• Ever wanted an RSS feed of all your favorite gaming news sites? Go check out our new Gaming Headlines feed! Read more about it here.
  • We have made minor adjustments to how the search bar works on ResetEra. You can read about the changes here.

dgrdsv

Member
Oct 25, 2017
11,965
RT eats RAM because it adds BVHs to the mix and these can be huge.
DLSS renders in lower resolution than your output resolution and this saves VRAM on render targets / frame buffers - but it won't be the same as rendering in the same native resolution because DLSS uses textures and MIPs for the output resolution.
 

EeK9X

Member
Jan 31, 2019
1,068
Darktalon, thanks for the very informative OP and all the additional "benchmarks".

On a related note, since you've posted about Ghostunner, that game doesn't seem to have an exclusive full screen mode, does it? I can't find the option even when running it in DX11 (also had to add a command line argument to start it in DX12 and enable RT).

Another issue is that the game's native resolution appears to be locked 720p, and I can only increase its scaling by 200%, up to 1440p. Consequently, the picture is very blurry on my native 4K display (LG OLED C9). Still, I can only get a stable 60FPS with RTX on when using DLSS in its performance mode, and that's on a water cooled 2080 Ti maintaining a constant 2100MHz.

Are you having similar issues? I have the EGS store version of the game.
 
OP
OP
Darktalon

Darktalon

Member
Oct 27, 2017
3,270
Kansas
Darktalon, thanks for the very informative OP and all the additional "benchmarks".
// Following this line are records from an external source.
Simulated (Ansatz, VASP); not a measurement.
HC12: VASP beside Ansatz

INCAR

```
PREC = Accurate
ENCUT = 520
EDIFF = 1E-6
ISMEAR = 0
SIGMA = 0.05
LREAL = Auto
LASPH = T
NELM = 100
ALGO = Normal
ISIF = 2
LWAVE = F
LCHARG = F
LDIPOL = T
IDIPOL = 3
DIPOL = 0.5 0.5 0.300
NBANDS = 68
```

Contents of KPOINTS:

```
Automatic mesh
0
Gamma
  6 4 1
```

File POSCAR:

On a related note, since you've posted about Ghostunner, that game doesn't seem to have an exclusive full screen mode, does it? I can't find the option even when running it in DX11 (also had to add a command line argument to start it in DX12 and enable RT).

Another issue is that the game's native resolution appears to be locked 720p, and I can only increase its scaling by 200%, up to 1440p. Consequently, the picture is very blurry on my native 4K display (LG OLED C9). Still, I can only get a stable 60FPS with RTX on when using DLSS in its performance mode, and that's on a water cooled 2080 Ti maintaining a constant 2100MHz.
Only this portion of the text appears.